Massachusetts residents sue Cape Cod town over nature of business in wind farm project

A proposed wind farm in the Nantucket Sound that would feature miles of transmission cables on the ocean floor and under the streets of a Barnstable village is at the center of a freshly filed lawsuit.

Nine residents in Centerville, the village where the project is slated to run through, have filed an open meeting complaint against the Barnstable Town Council for reaffirming an agreement pivotal to construction in executive session.

The civil suit, filed in Barnstable Superior Court on Thursday, is requesting the votes taken in executive session, allegedly on April 4 and June 13, to be nullified and set aside.

Specifically, the Town Council’s reaffirmation of a so-called host community agreement with developer Avangrid guarantees additional financial and supportive benefits to the community and puts the construction of the New England Wind 1 project a step closer to fruition.

Town attorney Karen Nober, during a June 27 meeting, revealed that councilors gave Avangrid the go-ahead on the endeavor two weeks earlier in executive session, a year after deteriorating economic conditions forced the company to terminate its contracts that have since been revived.

Craigville Beach would be the landing spot for a transmission line from the 800-megawatt wind farm, with four miles of underground utility infrastructure running from the beach parking lot to a proposed six-acre substation on a residential road in Centerville.

The project, which has received key federal, state, and local approvals, is awaiting a decision on a power purchase agreement in a state procurement scheduled to close in August, according to Commonwealth Beacon.

Ed Kirk, an attorney also listed as a plaintiff in the suit, told the Herald on Saturday that he and fellow neighbors are arguing that the discussion and votes on a side deal complementing the host community agreement should have been conducted in regular session.

Barnstable residents slammed the Town Council on Thursday for proceeding with the agreement, which will provide the popular summer beach destination $16 million within 60 days of the project’s financial close, a revision of an original payment schedule over 20 years.

Residents also highlighted fears that the Vineyard Wind 1 blade failure debacle on Nantucket could also happen in their town if mitigation strategies are not appropriately implemented.

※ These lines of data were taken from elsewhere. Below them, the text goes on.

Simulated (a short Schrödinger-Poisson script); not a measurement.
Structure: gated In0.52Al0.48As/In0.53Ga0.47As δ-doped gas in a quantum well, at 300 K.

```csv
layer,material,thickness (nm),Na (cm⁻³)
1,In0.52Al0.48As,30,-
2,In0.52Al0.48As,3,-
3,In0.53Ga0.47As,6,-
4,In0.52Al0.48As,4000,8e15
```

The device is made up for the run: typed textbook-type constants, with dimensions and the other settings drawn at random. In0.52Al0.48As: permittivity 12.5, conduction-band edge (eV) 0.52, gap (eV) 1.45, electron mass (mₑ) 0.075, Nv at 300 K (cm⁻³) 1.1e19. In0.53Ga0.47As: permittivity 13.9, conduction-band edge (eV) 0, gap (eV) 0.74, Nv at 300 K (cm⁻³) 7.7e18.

“It puts an added spotlight on the importance of having all aspects discussed before the Town Council goes ahead and approves something like this,” Kirk told the Herald. “We just think that has to be done in an open session so all of those considerations go into this decision and the public should have the right to weigh in.”

Councilor John Crow, an opponent of the project, raised concerns about the process of approving the reaffirmed host community agreement which also provides Barnstable $5.5 million for post-construction streetscaping and $2.4 million to defray sewer construction costs.

Those concerns included the “urgency to vote on the spot” and how the councilor who represents Centerville was not in attendance, Crow said.

“I’m not sure everyone felt that the councilors were properly prepared in advance of being asked to vote,” he said.

The council was advised that attorney-client privilege rules limit what it can share about the “substance of the discussion,” Nober said. Councilors evaluated available legal options for seeking project route changes, mitigation measures, environmental impact reductions, and compensation, she said.

“Each councilor ultimately weighed the legal advice regarding potential impacts of the project, the proposed benefits of the community host agreement and side agreement,” Nober said, “and the potential risks and costs associated with repudiating the host community agreement.”

“Based on their consideration of those factors,” she added, “each councilor reached a decision and voted accordingly.”

Speaking to the Herald on Friday, state Rep. Steven Xiarhos, R-Barnstable, said he was unaware of the lawsuit.

Xiarhos highlighted how the proposal at Craigville Beach also coincides with a project connected to Vineyard Wind 1 bringing 800 megawatts of electricity ashore at nearby Covell Beach. Vineyard Wind 1 is the same wind farm off Nantucket where a turbine blade failure has left the island a debris mess.

Avangrid also has its eyes on developing a 1,200-megawatt wind farm that would deliver power through transmission lines at Dowses Beach in Osterville, another Barnstable village. That project would clear out 25 acres of woodland, Xiarhos said.

Barnstable resident Heather Swanson told councilors she and others in town feel the council is lying to them and their concerns are not being heard.

“The destruction of a historic main street, clear-cutting of wooded areas in residential zones for massive substations, the overall aesthetic destruction of Centerville; that’s going to be your legacy,” she said.